Monday, February 1, 2016

Elasticsearch Version Upgrade using Rolling Restart

This upgrade method follows updating one node at a time and restart again. The same method can also be used for restarting a elasticsearch cluster in a safe and efficient way.

Master-eligible nodes


In a elasticsearch production cluster, start with one master-eligible node, stop the elasticsearch service, perform upgrade, and then restart the service. Repeat this until all master-eligible nodes have been upgraded. Since master-eligible nodes do not keep shards and replicas, the process is safe with data so far.

Client nodes


Next stop, upgrade, and restart the client nodes one at a time just like with the master-eligible nodes.

Data nodes


Next, before starting to upgrade any data node in the elasticsearch cluster, dynamically adding a setting to temporarily turn off the resharding of the elasticsearch cluster via restful api calls to the cluster (because if we restart a data node, the shards in the cluster will rebalance). The setting to be temporally disabled is the cluster.routing.allocation.enable, which can be done by issue the following call to the elasticsearch cluster:

curl -X PUT -H "Content-Type: application/json" http://elastic-cluster:9200/_cluster/settings/ -d '
{ "transient": { "cluster.routing.allocation.enable": "none" } }
'
(Note that the "transient" allows the setting to be not permanent)

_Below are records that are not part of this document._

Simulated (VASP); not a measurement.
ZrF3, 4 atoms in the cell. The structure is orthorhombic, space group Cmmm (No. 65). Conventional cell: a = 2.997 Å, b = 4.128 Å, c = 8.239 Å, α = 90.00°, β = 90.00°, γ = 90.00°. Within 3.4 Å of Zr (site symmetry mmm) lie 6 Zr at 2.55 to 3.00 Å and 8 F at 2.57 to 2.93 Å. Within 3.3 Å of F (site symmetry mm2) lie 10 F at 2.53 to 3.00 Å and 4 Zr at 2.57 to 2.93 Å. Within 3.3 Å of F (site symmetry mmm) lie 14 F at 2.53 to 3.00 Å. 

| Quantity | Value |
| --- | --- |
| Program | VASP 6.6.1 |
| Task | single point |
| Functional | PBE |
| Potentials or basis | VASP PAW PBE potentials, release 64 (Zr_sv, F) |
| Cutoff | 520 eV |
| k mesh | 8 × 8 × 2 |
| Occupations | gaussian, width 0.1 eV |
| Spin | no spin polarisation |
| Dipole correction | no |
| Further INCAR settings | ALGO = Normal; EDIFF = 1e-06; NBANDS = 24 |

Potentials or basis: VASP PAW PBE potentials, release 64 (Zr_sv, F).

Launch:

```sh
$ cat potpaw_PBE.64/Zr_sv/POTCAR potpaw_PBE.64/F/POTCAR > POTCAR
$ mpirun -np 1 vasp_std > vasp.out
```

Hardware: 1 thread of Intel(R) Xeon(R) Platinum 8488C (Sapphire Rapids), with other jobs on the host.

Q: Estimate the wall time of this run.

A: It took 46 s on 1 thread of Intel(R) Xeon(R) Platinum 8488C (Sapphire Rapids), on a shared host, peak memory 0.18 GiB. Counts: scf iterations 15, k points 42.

Now stop, upgrade and restart a data node. At this point, we can reverse the setting for cluster.routing.allocation.enable by running the curl restful below:

curl -X PUT -H "Content-Type: application/json" http://elastic-cluster:9200/_cluster/settings/ -d '
{ "transient": { "cluster.routing.allocation.enable": "all" } }
'
Once this is done, the origin shards for that data node will be up again.

Next, proceed to the second data node and repeat the process above until all data nodes are upgraded.